June 20, 2025

Bussiere approves two of three missile wings’ Sentinel silo plans

By ExchangeMonitor

BARKSDALE AFB, La.— Gen. Thomas Bussiere, head of the Air Force Global Strike Command (AFGSC) , told Exchange Monitor affiliate Defense Daily he is working on approving three plans to replace Minuteman III silos for the Sentinel intercontinental ballistic missile.

Bussiere, the head of AFGSC since December 2022, discussed the command’s modernization efforts in an interview with Defense Daily on Monday. Prominent on the list is the Northrop Grumman LGM-35A Sentinel intercontinental ballistic missile (ICBM), which has occupied much of U.S. Air Force Secretary Troy Meink’s program time in his first month on the job.

Meink is also visiting AFGSC at Barksdale in his first visit to a service major command.

The Air Force is restructuring the program after a critical Nunn-McCurdy breach announced by the service in January 2024, and that restructuring/new integrated schedule is to happen by next summer.

A decade ago up until the Nunn-McCurdy breach, Pentagon leaders thought that they could re-use the old Minuteman III silos–and their steel and concrete–to build the then called Ground Based Strategic Deterrent more quickly and cheaply.

Now, however, the service is examining the extent it will be able to use existing infrastructure, as well as a “green fields” approach, or starting from scratch, for new silos to replace Boeing Minuteman III silos that the service judges as too costly to renovate and upgrade.

“I approved two of the three wings’ plans several weeks ago” with the third to follow soon, Bussiere said.

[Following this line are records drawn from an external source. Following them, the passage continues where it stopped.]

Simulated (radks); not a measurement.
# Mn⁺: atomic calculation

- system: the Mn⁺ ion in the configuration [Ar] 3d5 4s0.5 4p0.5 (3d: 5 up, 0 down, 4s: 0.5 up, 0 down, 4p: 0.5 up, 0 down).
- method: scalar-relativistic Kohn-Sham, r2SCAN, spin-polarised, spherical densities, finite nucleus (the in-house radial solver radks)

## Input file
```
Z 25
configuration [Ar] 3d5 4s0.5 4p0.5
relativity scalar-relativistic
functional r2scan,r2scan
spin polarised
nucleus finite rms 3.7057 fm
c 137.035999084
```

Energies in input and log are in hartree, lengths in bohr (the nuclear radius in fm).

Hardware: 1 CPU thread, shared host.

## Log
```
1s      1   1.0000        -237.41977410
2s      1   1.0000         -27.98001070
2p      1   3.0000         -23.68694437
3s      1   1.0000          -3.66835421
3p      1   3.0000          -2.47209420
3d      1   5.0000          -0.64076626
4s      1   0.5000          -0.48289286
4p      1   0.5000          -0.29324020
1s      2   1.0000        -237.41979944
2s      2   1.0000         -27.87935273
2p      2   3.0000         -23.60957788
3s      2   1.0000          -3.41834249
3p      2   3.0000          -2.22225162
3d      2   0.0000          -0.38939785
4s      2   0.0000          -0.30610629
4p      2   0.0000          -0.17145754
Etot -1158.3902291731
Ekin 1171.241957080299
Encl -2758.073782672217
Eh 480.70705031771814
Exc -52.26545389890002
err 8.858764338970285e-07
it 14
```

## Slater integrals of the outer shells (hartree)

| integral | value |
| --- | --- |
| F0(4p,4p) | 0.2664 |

The three missile wings are the 90th at F.E. Warren Air Force Base (AFB), Wyo.; the 91st at Minot AFB, N.D.; and the 341st at Malmstrom AFB, Mont.

“I’ve never seen the enthusiasm for recapitalizing the nuclear enterprise as high as it is now,” Bussiere said. “There’s an understanding of the urgency of the mission.”

The New Start Treaty between Russia and the United States lapses next February, which may lead to a rethinking of minimum deterrence levels for the U.S. and whether multiple independent re-entry vehicles will be a way forward for the ICBM force. AFGSC has operated under the minimum deterrence rubric of 400 Minuteman III operational missiles with 50 in reserve.

As the U.S. prepares to counter anti-access, area denial strategies by China, Air Force leaders believe that the service is well positioned, and DoD leaders have spoken of the vulnerability of carrier battle groups to Chinese missiles.

Yet, Air Force long-range strike is facing challenges too, including conventional “magazine depth” and the service’s aging ICBMs and bomber fleets.

While the service has 74 B-52Hs, which are to receive new engines and radars to convert them to B-52Js, 20 of the B-52Hs are with the schoolhouse, and 75 percent of the remaining may be operational at one time. In addition, the service aims to replace its Northrop Grumman B-2 stealth bombers and Boeing B-1s with at least 100 Northrop Grumman B-21 Raider stealth bombers, but increasing the production rate to accommodate up to 145 B-21s is a question mark.

It looks as if the B-2 and B-1 lives may extend over the next decade–and adaptations found for those bombers, as the service awaits a critical mass of B-21s. During now retired Gen. Timothy Ray’s tenure as AFGSC head from 2018 to 2021, Boeing proposed an external pylon for the B-1, and AFGSC continues to examine that to allow the B-1 to carry the AGM-183A Lockheed Martin hypersonic Air-launched Rapid Response Weapon (ARRW), which may see new life.

A version of this story first ran in Exchange Monitor affiliate Defense Daily.

Nuclear Security & Deterrence Monitor
Nuclear Security & Deterrence Monitor brings you timely, accurate news and information on the activities of the U.S. Nuclear Security Administration, including weapons complex, weapons dismantlement, nuclear deterrence, the weapons laboratories and nonproliferation.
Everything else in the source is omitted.